People living on under $2 per day need to transact with money just like everyone else. 

Just like everyone else, the people with the least income need to have money to buy stuff, a place to store money, and a way to transfer money. For example, the poor may receive income from work or by selling crops or products; they may need to borrow money for large purchases for important life events like weddings or funerals, or to invest in money making opportunities. Most poor people, particularly those living in countries where poverty is widespread, have no access to formal financial products or services to help them manage these transactions and their money. The Bill and Melinda Gates Foundation believes that access to formal payments systems is fundamental to enable poor people to become more economically stable, prosperous and resilient. If popularly accepted and available at critical moments, effective financial products or services can help households capture an opportunity to climb out of poverty or weather a crisis or emergency without falling deeper into poverty.

Mobile Payment Systems

The foundation also believes that nascent mobile payments ecosystems have the potential to transform how people access financial services that move them out of poverty and help them hold on to economic gains in times of crisis. The high penetration rates of mobile phones and their ability to function as a channel to deliver financial services can be a catalyst for innovative financial services designed for people who survive on very low incomes. 

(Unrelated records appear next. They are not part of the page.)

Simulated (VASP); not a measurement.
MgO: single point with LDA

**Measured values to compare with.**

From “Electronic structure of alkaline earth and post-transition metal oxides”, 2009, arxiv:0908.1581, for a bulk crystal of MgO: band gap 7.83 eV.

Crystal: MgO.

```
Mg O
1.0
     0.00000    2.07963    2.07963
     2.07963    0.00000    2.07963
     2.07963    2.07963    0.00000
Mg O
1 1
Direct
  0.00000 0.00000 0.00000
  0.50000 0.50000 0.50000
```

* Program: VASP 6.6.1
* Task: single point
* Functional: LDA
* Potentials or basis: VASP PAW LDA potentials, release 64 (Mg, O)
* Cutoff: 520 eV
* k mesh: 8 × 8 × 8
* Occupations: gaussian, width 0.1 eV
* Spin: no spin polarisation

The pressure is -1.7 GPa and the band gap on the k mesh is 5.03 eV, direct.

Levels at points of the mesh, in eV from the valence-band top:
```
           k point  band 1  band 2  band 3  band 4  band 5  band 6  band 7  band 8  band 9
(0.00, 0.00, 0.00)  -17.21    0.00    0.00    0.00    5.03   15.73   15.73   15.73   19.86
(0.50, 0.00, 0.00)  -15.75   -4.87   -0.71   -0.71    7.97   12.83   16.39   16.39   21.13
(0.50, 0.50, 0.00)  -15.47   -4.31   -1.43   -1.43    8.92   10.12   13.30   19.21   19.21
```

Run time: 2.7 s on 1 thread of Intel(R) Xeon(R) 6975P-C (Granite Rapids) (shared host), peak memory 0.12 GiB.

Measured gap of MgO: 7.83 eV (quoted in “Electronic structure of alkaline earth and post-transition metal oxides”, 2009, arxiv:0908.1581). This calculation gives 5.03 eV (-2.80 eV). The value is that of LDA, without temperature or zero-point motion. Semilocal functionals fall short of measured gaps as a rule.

One of the key characteristics of a vibrant mobile payment ecosystem is digital liquidity: that is, the ability of the local economy to support mobile money staying digital. One significant way to do this is to dramatically increase the number of places where a mobile money user can make mobile payments. People with mobile money accounts from any provider need to be able to use these accounts in the local economies where they live and work to easily buy essentials like health products, pay school fees, and purchase services. 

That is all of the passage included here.